US President Obama, PM Netanyahu at White House
US President Obama, PM Netanyahu at White House Photo: REUTERS/Ibraheem Abu Mustafa
We are told that President Barack Obama’s visit to Israel in late March will focus on Syria and Iran.

So what does Israel want to tell Obama and what is he likely to offer or do? While it’s a bit early to discuss this, it is perhaps useful to prepare for various eventualities.

Syria

Presumably, Israel’s leadership will express a consensus view that its main concern is not who governs Syria but how they behave. There’s no sympathy in Israel for the Bashar Assad dictatorship, which has long sponsored terrorism against Israel. In addition, it is widely recognized that the regime’s fall means a defeat for Iran, which would be losing its principal ally.

The situation has also opened gaps between Iran and Turkey, which has been very friendly toward Iran (a point the Obama administration has ignored). And if Israel ever did attack Iranian nuclear installations, an anti-Iran Sunni-ruled Syrian regime is less likely to do anything in response.

In addition to all that, a successful Syrian revolution would weaken Hezbollah in Lebanon, which at the moment is the biggest threat on Israel’s borders (Hamas is more likely to attack but less capable of doing serious damage), and could well mean that the Lebanese terrorist group will be too busy and insecure to renew the kind of attacks seen in 2006 and earlier years.

Yet what will replace the current government of Syria? Israel will stress that it worries about a Muslim Brotherhood regime that will try to step up the conflict with Israel, including backing its own terrorist clients in Lebanon and Gaza.

Another point – which the Obama administration doesn’t seem to comprehend (though some of its officials worry about this) – is that such a regime would be permissive toward Salafist groups wanting to attack Israel across the border, along with a high degree of anarchy in that part of southern Syria, with the same effect.

Israel will also warn that lots of weapons, including some very advanced ones, are pouring into Syria that will not be secured after the civil war ends and that will end in the hands of terrorists to whom they will either be sold, or even given directly by the American-Turkish- Qatari-Saudi strategy. They might point to Libya as an example of this process. Perhaps some future US ambassador to Syria and other operatives will be murdered trying to get some of those weapons back.

The US government will talk about the prospects for democracy in Syria, how the Muslim Brotherhood there is going to be moderate and pragmatic, and how the aim of US policy is to use the Brotherhood to restrain the Salafists.

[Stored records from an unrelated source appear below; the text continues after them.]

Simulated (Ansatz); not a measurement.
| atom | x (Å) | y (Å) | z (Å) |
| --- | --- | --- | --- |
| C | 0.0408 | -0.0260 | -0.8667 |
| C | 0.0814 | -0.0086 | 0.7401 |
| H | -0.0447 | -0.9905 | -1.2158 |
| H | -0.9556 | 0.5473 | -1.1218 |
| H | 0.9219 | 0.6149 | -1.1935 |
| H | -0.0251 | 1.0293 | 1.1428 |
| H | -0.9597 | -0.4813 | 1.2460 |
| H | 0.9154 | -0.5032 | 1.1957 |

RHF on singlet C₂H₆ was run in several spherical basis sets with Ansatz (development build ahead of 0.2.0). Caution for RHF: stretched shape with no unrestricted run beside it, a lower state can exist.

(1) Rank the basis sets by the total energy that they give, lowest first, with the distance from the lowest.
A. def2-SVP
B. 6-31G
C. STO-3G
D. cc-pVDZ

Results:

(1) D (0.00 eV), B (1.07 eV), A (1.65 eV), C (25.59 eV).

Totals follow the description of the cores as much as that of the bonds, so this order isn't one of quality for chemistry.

Israeli officials will be very polite in discussions, and sarcastic when they talk among themselves afterward. The two countries’ interests may not clash, but since the Obama administration isn’t pursuing real American interests, that doesn’t help matters. The United States will help install in Syria a regime that is likely to be hard-line anti- Israel (as opposed to soft-line anti-Israel) that might well form an alliance with Egypt and Hamas, try to destabilize Jordan, and give help and weapons to anti-Israel terrorists.

That might be an improvement over what exists now but if America would help the Syrian moderates that would be far preferable.

Iran

Presumably, the US delegation and Obama will emphasize their optimism about negotiations with Teheran and express wishful thinking that the June election will result in a more moderate government after President Mahmoud Ahmadinejad leaves office. In other words, they will preach hope and patience.

In addition, they will stress that all options are being kept open and that the United States will never accept Iran having nuclear weapons. How the US government is going to stop this is quite unclear. Personally, I don’t believe that Obama will ever attack Iranian nuclear facilities or support such an Israeli operation.

I’m not saying he should do so; I’m just predicting he won’t do so.

There might also be talk about covert operations, perhaps even based on US-Israel cooperation, and intelligence- gathering efforts on Iran’s drive to obtain nuclear weapons.

What’s not clear is how much Prime Minister Binyamin Netanyahu will emphasize the idea of an attack on Iranian facilities. Presumably, he will say that he is happy to give the United States and other Western countries time to try non-military means, including sanctions. He will warn them that negotiations won’t work. He might say something to the effect that Israel will wait out 2013 but when 2014 comes and Iran’s drive continues, that would be the moment for a military response.

The reality is, however, that Obama will continue to deny that his strategy is one of containment. That will go on until Iran gets nuclear weapons and Obama switches to an open containment strategy. It might be too early to discuss – and Israel might not want to do so lest it reduce potential US support for an attack – but it is important to understand that there’s “good containment” and “bad containment.”

On that point I need say only two words: Chuck Hagel.

He will likely be US secretary of defense. Want four more words? John Kerry, John Brennan. They will be secretary of state and CIA chief. The problem of terrible ideas meeting terrible incompetence.

If the United States is going to end up focusing on containing Iran – stopping it from using nuclear weapons or giving them to terrorists – it better be done well. As for containing Iran strategically, the Egyptian and Syrian revolutions are largely doing that job.

At the end of the meeting, everyone will then state publicly that the talks show the continued strength of the US-Israel alliance and that Obama is a great president and a wonderful friend of Israel. Then Obama will return to Washington to get back to the business of installing or helping anti-Israel Islamist governments in Egypt, Tunisia, Lebanon, Syria and Turkey; making sure Israel is never too tough against Hamas in the Gaza Strip; and losing credibility with America’s anti-Islamist Arab and other friends.

The author is director of the Global Research in International Affairs (GLORIA) Center (www.gloria-center.org) and blogs at The Rubin Report (rubinreports.blogspot.com)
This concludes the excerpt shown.